SINGAPORE, June 15, 2009 -- As the global economy goes through the worst financial crisis since the Great Depression, countries in Asia Pacific have not been spared and experienced a slowdown in economic growth, although Australia's GDP in first quarter of 2009 managed to grow by 0.4% over its last quarter GDP.
According to Frost & Sullivan Asia Pacific Consultant of Environmental & Building Technologies Practice Ranajay Dasgupta, the challenging economic environment affected the overall performance of the environmental industry, though certain sectors were more adversely impacted than the others. The period saw a decline in industrial production and less waste generation.

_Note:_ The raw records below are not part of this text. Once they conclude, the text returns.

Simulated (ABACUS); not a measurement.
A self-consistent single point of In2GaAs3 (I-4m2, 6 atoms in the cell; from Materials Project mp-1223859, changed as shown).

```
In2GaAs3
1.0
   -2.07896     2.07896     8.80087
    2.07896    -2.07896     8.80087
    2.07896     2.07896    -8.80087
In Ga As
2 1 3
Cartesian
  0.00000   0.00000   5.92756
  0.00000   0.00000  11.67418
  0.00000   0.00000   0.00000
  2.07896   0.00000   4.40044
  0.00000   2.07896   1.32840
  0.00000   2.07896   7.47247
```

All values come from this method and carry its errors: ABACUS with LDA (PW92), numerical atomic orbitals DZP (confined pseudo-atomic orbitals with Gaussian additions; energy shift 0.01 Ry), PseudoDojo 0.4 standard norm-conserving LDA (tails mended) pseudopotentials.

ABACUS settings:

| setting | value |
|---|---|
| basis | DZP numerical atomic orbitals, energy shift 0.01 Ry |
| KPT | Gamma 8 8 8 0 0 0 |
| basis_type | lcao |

"Water treatment equipment manufacturers witnessed a slowdown and the fall in revenues in the environmental sector in Australia followed expectations of poor performance of the industrial sector in developed nations," he said.
"Although regulatory and environment policies are well developed in Australia, in reacting to the harsh economic climate and pressure from industry, the Australian Government has postponed the Carbon Pollution Reduction Scheme (CPRS) until 2011," he continued.
The postponement means major polluters will continue to enjoy the concession of carbon emission, adversely impacting the prospect of pollution control equipment manufacturers in Australia for the next 2 years.
Still, Australia's waste and wastewater industry is expected to grow annually between 3 and 3.5%.
In terms of industry specifics, Dasgupta said that developed countries are unlikely to see major construction of new facilities. "However, for contractors, there is a potential market for retrofit contracts as the sewerage system in major cities is old and overloaded."
He also identified water recycling and desalination as key growth areas for this industry. Rising water shortages and cost reduction achieved through technical innovations are spurring the growth of the desalination industry. "Shortage and uncertainty of water supply are increasing the demand for water recycling, especially in countries like Australia," he said.
He added that the range of skills and technologies in demand tend to be similar to those supplied in other developed region/countries such as Europe and the US. This indicates that opportunities exist for suppliers which are able to provide innovative technologies and services which can compete with strong local and overseas competitors.
"The business environment will remain challenging in Australia as domestic sales remain sluggish throughout the year. The industry will see more opportunities in retrofit contracts and renovation of existing facilities. Thus, focus will be on cost reduction, and overseas expansion in developing markets," said Dasgupta.